Fleming Family - Norman Ancestry

The Norman Family of Fleming

Researching the Norman Ancestry of the Fleming Family

Before I began in earnest to study the history of the Baron Slane peerage, I had more or less accepted the tradition which claims that the Flemings of Ireland are mostly descended from the Flemish mercenaries who came to the island from Wales in the retinue of Strongbow in 1170. I supposed that my paternal ancestor was a soldier who, after his bloody work was done, remained in Ireland and eventually adopted “Fleming” as his surname. The ancestor of the noble Fleming family of Slane, however, turned out to be a baron in the court of Henry II, Erkenbald le Fleming, who was anything but a common soldier. According to the nineteenth-century genealogist Sir Bernard Burke, Erkenbald’s father was Stephen fitz Archembald of Bratton Fleming, a man I had little trouble actually finding in the ancient records. He is recorded under the name of Stephanus filius Erchembaldi. In 1130 he paid a fine of 10 silver marks. Stephen’s father is called “Archembald, a nobleman of Flanders” by Burke in his Genealogical History of the Dormant, Abeyant, Forfeited, and Extinct Peerages of the British Empire, although no references are given to any specific documents that would substantiate his noblesse. Luckily, Stephen’s father is very much in evidence in Domesday Book 1086, but under the name of Erchenbald. And further research into ancient Norman documents shows that, prior to the Norman conquest of England, this Erchenbald was indeed a Flemish nobleman in the court of Duke William of Normandy.

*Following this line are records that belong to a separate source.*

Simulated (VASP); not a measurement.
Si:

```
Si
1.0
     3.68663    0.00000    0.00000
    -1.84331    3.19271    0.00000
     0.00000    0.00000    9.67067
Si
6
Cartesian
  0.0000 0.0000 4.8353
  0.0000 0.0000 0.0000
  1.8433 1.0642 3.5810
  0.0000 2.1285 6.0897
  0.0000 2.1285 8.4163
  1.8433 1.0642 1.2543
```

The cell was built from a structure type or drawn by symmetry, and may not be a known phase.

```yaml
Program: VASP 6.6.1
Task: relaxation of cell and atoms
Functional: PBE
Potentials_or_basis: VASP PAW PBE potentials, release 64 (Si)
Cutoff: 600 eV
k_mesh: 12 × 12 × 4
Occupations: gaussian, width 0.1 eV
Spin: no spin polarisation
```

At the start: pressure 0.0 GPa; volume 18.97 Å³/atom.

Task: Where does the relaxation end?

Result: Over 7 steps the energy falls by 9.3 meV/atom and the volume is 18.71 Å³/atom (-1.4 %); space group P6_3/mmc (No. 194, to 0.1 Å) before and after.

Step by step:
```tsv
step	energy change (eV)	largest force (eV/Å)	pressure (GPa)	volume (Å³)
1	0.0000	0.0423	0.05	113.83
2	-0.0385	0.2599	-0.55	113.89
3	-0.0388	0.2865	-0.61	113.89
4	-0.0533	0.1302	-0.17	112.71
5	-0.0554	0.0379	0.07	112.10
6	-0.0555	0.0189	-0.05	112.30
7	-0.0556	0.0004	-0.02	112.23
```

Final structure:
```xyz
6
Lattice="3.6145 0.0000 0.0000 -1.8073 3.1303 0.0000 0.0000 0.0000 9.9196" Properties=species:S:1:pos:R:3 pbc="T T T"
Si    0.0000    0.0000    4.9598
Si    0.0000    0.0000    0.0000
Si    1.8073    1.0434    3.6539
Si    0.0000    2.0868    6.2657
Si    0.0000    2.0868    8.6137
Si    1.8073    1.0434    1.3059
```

By the time I had worked my way back to the progenitor of the noble Fleming family of Slane, I began to realize that the ancient Flemings of the British Isles could have possibly belonged to a single family. Perhaps the tradition concerning a multitude of Fleming family progenitors was completely wrong. Had there been only one? Had the Erchenbald who is recorded in Domesday Book been the first Fleming? Only the result of a conscientious examination of the entire collection of surviving medieval records could be offered as proof.


Having recently conducted such a survey of the ancient records with respect to the Fleming surname, I am more convinced than ever that practically all of the Flemings of the British Isles in medieval times were members of a single extended family. I am thus convinced that a majority of the Flemings living today are cousins, however distantly related they may be. I have prepared this website which concerns the genealogy of the early Flemings specifically for these descendants of Erkenbald the Fleming. The scroll screen below shows the results of my research.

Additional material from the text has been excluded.